Warhorses & new productions
Houston Grand Opera's 2011-12 season highlights Verdi, Britten & my favorite newdiva
Still reeling from Houston Grand Opera’s stunning production of Lucia di Lammermoor Friday night, I was thrilled to learn that the company will present Donizetti’s Maria Stuarda.
It gets even better. Classy mezzo-soprano Joyce DiDonato, who made such a hit in last week’s Dead Man Walking, will sing the title role.
The only problem? I have to wait until next year. April 21, to be precise.
Yes, HGO has announced its 2011-12 season, and we’re here to fill you in on the details. Get your calendars and hand-helds, because you won’t want to miss a single production. And if you’re a big fan of 19thcentury Italian opera, you’re going to be particularly pleased.
A work that always benefits from a new production is Rossini’s warhorse The Barber of Seville. I’ll never forget a tired performance I saw in Connecticut when I was a teenager, because the barber Figaro sang the phrase, “Make an appointment, gimme some ointment, I’m the king of lather and foam!” Oh, that hackneyed singing translation, and oh, how far opera production has come since the 1970s.

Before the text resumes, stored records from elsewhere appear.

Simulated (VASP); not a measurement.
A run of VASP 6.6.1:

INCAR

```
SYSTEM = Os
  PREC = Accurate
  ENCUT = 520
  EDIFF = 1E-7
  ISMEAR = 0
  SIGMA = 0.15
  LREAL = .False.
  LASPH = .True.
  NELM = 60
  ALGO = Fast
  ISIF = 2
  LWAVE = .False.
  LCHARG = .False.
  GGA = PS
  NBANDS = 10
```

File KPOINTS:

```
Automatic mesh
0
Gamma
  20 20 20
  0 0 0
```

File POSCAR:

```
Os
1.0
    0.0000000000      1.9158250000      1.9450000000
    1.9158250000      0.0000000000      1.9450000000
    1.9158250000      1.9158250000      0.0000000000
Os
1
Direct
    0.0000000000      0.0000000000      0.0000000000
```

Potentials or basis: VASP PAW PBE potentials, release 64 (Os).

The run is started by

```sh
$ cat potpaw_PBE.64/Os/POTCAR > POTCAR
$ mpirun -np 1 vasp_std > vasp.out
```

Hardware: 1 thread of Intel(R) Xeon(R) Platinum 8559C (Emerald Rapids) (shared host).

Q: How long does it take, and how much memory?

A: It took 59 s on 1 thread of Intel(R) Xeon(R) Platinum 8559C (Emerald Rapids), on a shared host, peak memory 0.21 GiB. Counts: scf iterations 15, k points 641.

Nobody then had stumbled upon the idea of super-titles. In October, HGO will perform the delightful comic work in Italian (with projected translations) in a new staging by director Joan Font, lighting designer Albert Faura, and set and costume designer Joan Guillén. And once again, soprano Ana María Martínez will star in the season opener, just as she did in this season’s Madame Butterfly.
Decades ago, the first thing I saw at The Metropolitan Opera was Beethoven’s rousing “rescue opera” Fidelio (with none other than Karl Böhm conducting), so I’m thrilled that HGO is bringing it here starting Oct. 28th. It’s going to look a lot different than I remember it, however, even if the production is still from The Met. German director Jürgen Flimm has put the “triumph over evil” theme within the context of a contemporary police state. I’m eager to hear Finnish soprano Karita Mattila as Leonore.
I poured a second cup of coffee as I continued reading the HGO press release and saw that Verdi’s La Traviata opens next January. Along with Carmen and La Bohème, it is one of the world’s most beloved operas, which is another way of saying that it’s not exactly “news” in opera circles.
But wait, I nearly choked on that second cup! Albina Shagimuratova, my new favorite diva, is singing the role of Violetta! “That production I’m going to have to see more than once,” I thought to myself. There’s nothing more exciting than watching a brilliant young star inhabit a classic, which is what Shagimuratova did Friday at the Wortham in Lucia.
If the season thus far seems a bit too traditional for your tastes, fasten your seatbelts for Benjamin Britten’s The Rape of Lucretia, which opens February 2012. I couldn’t be more excited about HGO’s ongoing series devoted to Britten, and this one is also a chamber work, more similar in scope to last year’s The Turn of the Screw than to this year’s Peter Grimes.
Don’t worry, it won’t feature a creepy old man who befriends innocent young boys. Instead, it focuses on the devastation of Lucretia by foreign-born ruler of Rome Tarquinius Superbus. I know little more, and for me this is possibly the highlight of the 2011-12 Season. The press release explains that the composer and his librettist Ronald Duncan “wrote this opera in 1946 as an allegorical exploration of the Second World War’s devastation; the intimate and supremely moving result is a plea, perhaps a prayer, for our redemption.”
Before the season finale Maria Stuarda in late April, HGO will bring an unusually complete production of Verdi’s Don Carlos, sung in French (and with projected English translations, as for the rest of the season), on April 13th. It might be best described as a world re-premiere, since it contains portions of rarely performed music and scenes from the 1867 original version written for the Paris Opera added to Verdi’s 1886 “final” version. Brandon Jovanovich is scheduled for the title role.
Do I have any disappointments? I’m surprised that the 2011-12 Season doesn’t contain a major American contemporary opera like this year’s Dead Man Walking or a “forgotten” HGO premiere that could use a revival, such as Meredith Monk’s Atlas. I’d even settle for an American 20thclassic like Virgil Thomson’s Four Saints in Three Acts. HGO is, after all, an American company and has a long-standing reputation for promoting American works.
I wouldn’t mind some infrequently performed French operas like Massenet’s Le jongleur de Notre Dame or Milhaud’s Christophe Colomb. Really, though, my insatiable opera appetite never diminishes, so I’ll never be content. And with a season like the 2011-12 just announced, I have no right to complain.